“Family, where life begins, and love never ends.”
It’s a lovely thought, isn’t it? This is on a plaque my wife bought. It’s in our downstairs powder room. It’s a great sentiment. But, it certainly doesn’t resonate with everyone. This week in the Afterlife Topics group on Facebook, someone asked a question about soul planning. This person could not believe she would have chosen the family she was born into. “Was I high at the time?” she asked. “Why would I do this to myself?”
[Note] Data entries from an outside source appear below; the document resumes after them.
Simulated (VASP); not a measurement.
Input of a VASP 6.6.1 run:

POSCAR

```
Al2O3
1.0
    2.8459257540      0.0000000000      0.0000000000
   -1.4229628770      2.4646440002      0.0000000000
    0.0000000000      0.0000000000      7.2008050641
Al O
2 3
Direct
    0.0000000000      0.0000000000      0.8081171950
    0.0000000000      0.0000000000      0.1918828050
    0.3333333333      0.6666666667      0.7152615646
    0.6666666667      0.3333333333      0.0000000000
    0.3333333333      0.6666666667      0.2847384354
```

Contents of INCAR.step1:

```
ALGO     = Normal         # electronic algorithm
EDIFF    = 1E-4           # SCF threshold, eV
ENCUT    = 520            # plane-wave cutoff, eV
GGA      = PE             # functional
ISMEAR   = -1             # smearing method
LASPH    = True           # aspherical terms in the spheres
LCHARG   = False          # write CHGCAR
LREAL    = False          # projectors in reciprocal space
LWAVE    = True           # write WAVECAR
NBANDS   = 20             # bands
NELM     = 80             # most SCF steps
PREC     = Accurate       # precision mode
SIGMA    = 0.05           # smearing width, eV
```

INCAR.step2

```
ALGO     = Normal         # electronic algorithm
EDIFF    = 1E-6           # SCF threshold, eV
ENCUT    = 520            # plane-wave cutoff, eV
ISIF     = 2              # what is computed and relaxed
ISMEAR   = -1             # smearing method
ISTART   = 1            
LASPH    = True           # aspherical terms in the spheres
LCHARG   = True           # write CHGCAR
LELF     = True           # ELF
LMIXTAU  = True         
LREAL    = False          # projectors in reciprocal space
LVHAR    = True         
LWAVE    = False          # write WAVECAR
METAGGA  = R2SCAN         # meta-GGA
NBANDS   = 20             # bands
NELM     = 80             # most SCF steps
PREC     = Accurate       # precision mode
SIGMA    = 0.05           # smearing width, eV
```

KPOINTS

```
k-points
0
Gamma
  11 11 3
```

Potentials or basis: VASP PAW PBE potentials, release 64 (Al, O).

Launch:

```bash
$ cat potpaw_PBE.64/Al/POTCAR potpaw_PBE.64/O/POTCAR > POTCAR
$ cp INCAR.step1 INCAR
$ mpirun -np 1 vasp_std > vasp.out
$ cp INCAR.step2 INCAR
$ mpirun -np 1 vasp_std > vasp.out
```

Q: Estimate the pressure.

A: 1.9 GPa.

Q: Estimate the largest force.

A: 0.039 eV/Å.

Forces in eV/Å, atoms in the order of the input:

This weekend I watched Rocketman, the movie about Elton John’s life. There are familiar themes in his biopic. Maybe that’s why it resonated with so many people. First, there is the relationship with his father. Elton’s father is a cold man who cannot show love. This lack of the ability to show love isn’t uncommon among men of a particular generation. But, children crave a parent’s love, the way a plant needs sunshine. As I watched the movie, I thought of the “father wound” that John Eldredge wrote about in his book “Wild At Heart.” Reading that book nearly 20 years ago now gave me insights about myself and my family dynamic that were huge leaps forward on my road to discovering myself.
Eldredge writes about how boys seek the approval of their fathers. We expect the father to show us how to be a man, and most importantly, once we have achieved that to acknowledge it, to tell us how proud they are of us, to christen us “a man.” In the film, there is a scene where years after Elton has left home; he returns to his now-divorced father. He’s worth millions of pounds. Elton’s songs are topping the charts. Even Elton’s much younger half-brothers are fans. The longing in Elton’s face as he awaits any sign of approval from his father is palpable. The tears he cries as he leaves dejected again are tears we have cried in secret. In case you’re wondering, we do not outgrow this need. Men can carry this craving, and this wound with them for a lifetime. We often feel like boys pretending to be men because we never got this validation.
Another theme in the movie is imposter syndrome, which is incredibly common among celebrities and often leads to destructive behavior. They feel unworthy of all of the money and adoration. Often they never got this from the people who matter most to them, parents and family. The more worship they get, the more unworthy they feel. They think, “If you knew the real me, you wouldn’t love me.” They end up in tremendous pain, which they try to numb with alcohol and drugs.
Going Back to The Beginning
We return to family for affirmation, at times. As shown in the movie, even as a grown, wildly successful man, Elton wants that approval from his father and his mother. As human beings, we seek the approval of other human beings. Having this desire for affirmation from others is necessary for socialization to work. This is how we learn to fit into a functioning society Family is where we get this first socialization and validation.
It’s natural to return to family for this, even as we get older. After all, it’s where it all started. But, what we often find is family is there to teach us another lesson. That lesson is continuing to need this outside validation is fleeting and fickle. fleeting.
The Lessons from Family
Real, lasting self-worth comes from within. When we find that family doesn’t give us the validation we crave, this is where we have the opportunity to turn within. We learn to rely on ourselves.
As I pondered why are we born into the families we are born into when they can cause us so much pain, I thought about it in terms of soul growth.
In the groups I hang out in, the people who are digging deep, the ones trying hard to discover who they are and why they are here, more often than not are the black sheep of their family. They grew up feeling like square pegs in round holes. They were never quite loved and accepted for being just who they were. But, this discomfort prompted them to become the shining lights they have become. Maybe that’s the answer to the young woman’s question. She knew that family would be a catalyst in her development. They played a crucial role in making her who she is today. No, you weren’t high when you chose your family. There was a method to your madness.